Walter Isaacson is a gifted storyteller. A career journalist who has steered both Time magazine and CNN, Isaacson has written biographies of Benjamin Franklin, Henry Kissinger, Steve Jobs and Albert Einstein. His latest biography, published last year, looks at the life of Leonardo da Vinci. Isaacson, now a history professor at Tulane University, recently visited Wharton to be interviewed by his friend and management professor Adam Grant as part of the Authors@Wharton speakers series. Grant has also written several bestsellers, including Give and Take and Option B, which he co-authored with Facebook COO Sheryl Sandberg.

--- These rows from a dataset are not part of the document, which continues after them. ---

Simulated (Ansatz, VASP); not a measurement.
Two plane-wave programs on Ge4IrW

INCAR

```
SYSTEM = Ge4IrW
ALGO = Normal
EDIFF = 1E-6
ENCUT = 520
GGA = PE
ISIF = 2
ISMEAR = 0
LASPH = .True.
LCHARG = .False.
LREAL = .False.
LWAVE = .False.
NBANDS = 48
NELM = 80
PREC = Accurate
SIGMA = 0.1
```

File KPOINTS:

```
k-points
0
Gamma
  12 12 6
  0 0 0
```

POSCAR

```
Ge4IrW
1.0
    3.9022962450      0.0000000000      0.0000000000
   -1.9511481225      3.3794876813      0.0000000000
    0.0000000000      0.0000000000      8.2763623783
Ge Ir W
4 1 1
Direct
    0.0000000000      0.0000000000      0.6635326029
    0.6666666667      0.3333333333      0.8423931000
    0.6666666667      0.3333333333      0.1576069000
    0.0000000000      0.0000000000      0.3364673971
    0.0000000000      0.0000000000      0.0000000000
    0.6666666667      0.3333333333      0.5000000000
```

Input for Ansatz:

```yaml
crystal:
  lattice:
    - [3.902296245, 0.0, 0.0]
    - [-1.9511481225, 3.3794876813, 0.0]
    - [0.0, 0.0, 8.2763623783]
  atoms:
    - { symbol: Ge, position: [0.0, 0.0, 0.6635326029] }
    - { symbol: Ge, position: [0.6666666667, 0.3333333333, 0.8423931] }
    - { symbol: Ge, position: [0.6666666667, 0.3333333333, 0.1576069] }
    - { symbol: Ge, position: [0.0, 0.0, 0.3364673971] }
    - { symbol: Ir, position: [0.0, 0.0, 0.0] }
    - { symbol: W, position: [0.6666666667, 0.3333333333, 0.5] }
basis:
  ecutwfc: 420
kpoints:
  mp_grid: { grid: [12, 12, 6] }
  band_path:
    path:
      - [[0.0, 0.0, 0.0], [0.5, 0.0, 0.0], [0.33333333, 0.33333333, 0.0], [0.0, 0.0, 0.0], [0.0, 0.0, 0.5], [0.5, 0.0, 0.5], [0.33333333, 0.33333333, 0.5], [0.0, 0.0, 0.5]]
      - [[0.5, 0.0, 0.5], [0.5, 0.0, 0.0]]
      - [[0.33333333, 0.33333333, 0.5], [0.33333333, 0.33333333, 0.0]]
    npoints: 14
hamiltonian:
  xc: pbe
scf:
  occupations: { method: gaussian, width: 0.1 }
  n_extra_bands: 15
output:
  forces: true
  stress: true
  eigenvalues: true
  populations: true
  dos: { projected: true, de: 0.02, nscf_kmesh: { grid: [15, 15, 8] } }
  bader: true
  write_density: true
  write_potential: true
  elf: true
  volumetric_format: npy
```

Grant and Isaacson shared a lively discussion on topics ranging from the genius of Jobs and da Vinci, the qualities of a curious mind and what it takes to be a great leader. The following is an edited transcript of the conversation:
Adam Grant: Walter, it’s such a treat to have you back here.
Walter Isaacson: It’s great to be back at Penn and back with you. We’ve had a lot of good times together.
Grant: I want to talk about so many fascinating people you’ve written about, but also a little bit about your own life. You’ve run the Aspen Institute (a nonpartisan educational and policy studies think tank), had leadership roles at CNN, and were the editor at Time. You’ve also been the biographer of some of the greatest innovators in human history. Your new book is Leonardo da Vinci. How do you write a biography of someone who lived half a millennium ago?
Isaacson: The good thing about Leonardo da Vinci is he left 7,200 pages of notebooks. We can look every day at this mind dancing across nature.
We all keep notes digitally these days. When I tried to do Steve Jobs’ period in the 1990s — when he was in the wilderness between his stints at Apple, he worked at NeXT Computer — we went back to try to get all the emails and memos. He couldn’t get them out of his machine. The operating system couldn’t retrieve them anymore. But paper is a really good technology for the storage of information.
I asked Simon & Schuster, the publisher who did Leonardo da Vinci, to “do it all on art paper and not one of these things where you put the things in the center.” I want it throughout to be that heavy quality, coated, color images because I wanted to show that paper is actually sometimes good for transmitting information.
Grant: You’ve picked a lot of original thinkers throughout history. Why da Vinci?
Isaacson: You’ve written a lot about innovation and creative leadership, and you’ve seen the patterns. It takes me a while to see the patterns. I started with Ben Franklin, then Einstein, then Steve Jobs. The pattern after a while wasn’t that they were smart, because if you’re at Penn, you’ve met lots of smart people, and they don’t usually amount to much. They’re a dime a dozen. But what’s interesting is when they’re innovative or creative, as in your books, the pattern is people like that tend to be curious across disciplines.
“The biggest takeaway from this book is just stay curious about everything.”
Penn is a university that pioneered crossing disciplines, as opposed to other Ivy League schools that really do have departments and disciplines that are much more siloed. Ben Franklin did that. He goes up and down the coast, looking at how swirls of air resemble the swirls of the northeastern storms. Then he discovers the Gulf Stream. Same with Leonardo. He sees patterns across nature.
When I was writing about Steve Jobs, he would end his product presentations always with the intersection of the arts and technology. He said, “At that intersection is where creativity happens.” He said to me, “Leonardo is the ultimate of that.” Leonardo had that ability not just to connect art and science but to make no distinction between the beauty of art and science. That’s why he was the final mountain to climb in this series of books.
Grant: I think your point about pattern recognition is really important. To me, studies of creative people are about looking at lots of people’s experiences at once, as opposed to doing one person’s experience in a lot of depth. I think there’s a ton we can learn from da Vinci. I also think it seems like it’s unfair. I want to live in da Vinci’s era because no one knew anything. You be an architect and a scientist and a great painter, and you could get to excellence much quicker in each of those fields than you can today. Is it too late for a Renaissance man or woman today?